Tuesday, August 2, 2016

None of Us Are Free

I was born in December 1946. The 13th Amendment to the US Constitution which abolished slavery was ratified in December 1865, only 81 years earlier. My great-grandmother, who died when I was a teenager, may not have been born in slavery, but her mother most likely was.  I don't know for certain because slavery wasn't something we talked about in my family when I was young. Our ancestors were victims, but we, the children of the victims, were ashamed, as if it was their fault they were slaves... as if it was our fault. In any case, there are possibly only two “greats” and four generations between me and slavery. 81 years. Not very much time at all.

And these verses are in our Torah, in my least favorite book:

Leviticus 44 to 46: “Such male and female slaves as you may have — it is from the nations round about you that you may acquire male and female slaves. You may also buy them from among the children of aliens resident among you, or from their families that are among you, whom they begot in your land. These shall become your property: you may keep them as a possession for your children after you, for them to inherit as property for all time. Such you may treat as slaves.”

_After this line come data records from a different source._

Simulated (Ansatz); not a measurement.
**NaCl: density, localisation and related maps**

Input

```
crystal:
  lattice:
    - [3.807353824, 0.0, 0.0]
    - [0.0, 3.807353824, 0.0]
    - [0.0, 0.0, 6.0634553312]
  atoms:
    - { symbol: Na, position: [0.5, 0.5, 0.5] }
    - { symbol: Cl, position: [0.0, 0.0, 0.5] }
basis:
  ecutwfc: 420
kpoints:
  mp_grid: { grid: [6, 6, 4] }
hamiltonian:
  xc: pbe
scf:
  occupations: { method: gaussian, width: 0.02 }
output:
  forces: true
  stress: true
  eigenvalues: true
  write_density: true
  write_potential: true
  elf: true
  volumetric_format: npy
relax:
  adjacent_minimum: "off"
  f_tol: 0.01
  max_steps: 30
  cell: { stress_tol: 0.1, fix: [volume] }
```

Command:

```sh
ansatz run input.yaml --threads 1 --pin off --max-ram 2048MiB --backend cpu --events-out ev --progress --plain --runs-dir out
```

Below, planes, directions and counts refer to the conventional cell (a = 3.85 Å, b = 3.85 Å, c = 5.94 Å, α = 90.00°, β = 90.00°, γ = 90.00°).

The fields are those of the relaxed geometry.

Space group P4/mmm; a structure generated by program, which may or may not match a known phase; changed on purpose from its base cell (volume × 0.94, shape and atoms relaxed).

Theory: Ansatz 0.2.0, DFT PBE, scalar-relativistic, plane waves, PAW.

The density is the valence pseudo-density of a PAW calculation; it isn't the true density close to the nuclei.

Although there are restrictions on keeping other Jews as slaves, it is OK to enslave non-Jews “as a possession for your children after you, for them to inherit as property for all time.”

With very little research it is possible to find verses in all five books of Moses that accept the institution of slavery. Obviously this is something that affects me personally. And it is a part of the Torah that has always bothered me a greatly.

When I was taking basic Judaism classes before I converted, and I was asked a question to which I did not know the answer, nine times out of ten “Because we were slaves in Egypt” would turn out to be correct. The liberation of Israel from Egypt is part of the central narrative of the whole history of the Jewish people.

So if Torah is about liberty and human dignity, why the acceptance of what I've always thought of as the Great Evil: slavery?  Why didn't the Torah just outright ban slavery?

Rabbi Tzvi Freeman, a senior editor at Chabad.org, says it is because “On the one hand, the Torah speaks from a future that has yet to occur, inspiring us with its vision, pulling us toward that time. And on the other hand, the Torah must deal with the world as it is, not artificially imposing upon it a foreign mold, but bringing it on its own from the place it stands by nature and circumstance to the place it truly belongs.”

He gives this example:
“Take an agrarian society surrounded by hostile nations. Go in there and forcefully abolish slavery. The result? War, bloodshed, hatred, prejudice, poverty and eventually, a return to slavery until the underlying conditions change... Not a good idea.

Better idea: Place humane restrictions upon the institution... Yes, it's still ugly, but in the meantime, you'll teach people compassion and kindness...  Eventually, things change and slavery becomes an anachronism for such a society.”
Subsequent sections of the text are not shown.